President Donald Trump has spent his first year back in the White House pressing presidential authority into new territory, aided by an inner circle that has shown little interest in restraining him and a Republican-led Congress that has rarely tried to stop him.
At a speech in Detroit on Jan. 18, Trump marveled at the pace of his own agenda. “I told you we were going to do a lot of things,” he said. “Nobody thought it was going to turn out like this. This has been crazy.”
Former aides from Trump’s first term describe a different environment this time. Ty Cobb, who served as Trump’s special counsel in 2017-2018, said Trump previously encountered advisers willing to tell him no or slow-walk his demands. Now, Cobb said, Trump has concluded “he can do whatever he wants if he finds the people who are willing to be loyal to him.”
Marc Short, who served as chief of staff to Vice President Mike Pence in Trump’s first term, described Trump’s staffing decisions as intentional. “The second time around, the president knows what he wants and he intentionally put together a team that would execute that,” Short said.
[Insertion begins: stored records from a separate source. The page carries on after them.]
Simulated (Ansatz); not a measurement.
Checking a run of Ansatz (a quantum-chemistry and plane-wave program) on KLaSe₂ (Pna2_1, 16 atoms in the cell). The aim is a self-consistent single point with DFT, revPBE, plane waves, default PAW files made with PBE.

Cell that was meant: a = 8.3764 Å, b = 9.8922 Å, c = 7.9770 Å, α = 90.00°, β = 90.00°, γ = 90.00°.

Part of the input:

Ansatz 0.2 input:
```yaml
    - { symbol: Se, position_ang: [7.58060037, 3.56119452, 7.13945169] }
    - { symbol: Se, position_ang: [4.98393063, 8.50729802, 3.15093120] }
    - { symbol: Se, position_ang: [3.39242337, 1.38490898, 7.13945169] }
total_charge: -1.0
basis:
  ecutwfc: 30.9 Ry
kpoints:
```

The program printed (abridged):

White House Chief of Staff Susie Wiles has framed the job in similar terms. “There’s one star of the show,” Wiles said in an interview on “The Mom View.” “There’s one most powerful. And our job is to make him the best he can be.”
The result has been an aggressive use of unilateral tools. Trump signed 225 executive orders in 2025, according to the Federal Register. Pew Research Center, using the American Presidency Project’s archive, counted 221 executive orders issued as of Dec. 15, 2025 — more than Trump signed during his entire first term — and noted that Trump issued 26 on his first day back in office.
Several of the administration’s biggest moves have drawn legal challenges and sharpened partisan divisions.
Trump used emergency economic powers to impose sweeping global tariffs, a strategy that prompted court fights and a Supreme Court test of how far a president can go in regulating trade without Congress. In arguments on Nov. 5, 2025, justices questioned the administration’s reliance on the International Emergency Economic Powers Act, a sanctions-focused law Trump repurposed for tariffs, Reuters reported. On Jan. 20, 2026, the court released decisions in other cases but did not issue a ruling on the tariffs dispute, leaving businesses and U.S. trading partners waiting.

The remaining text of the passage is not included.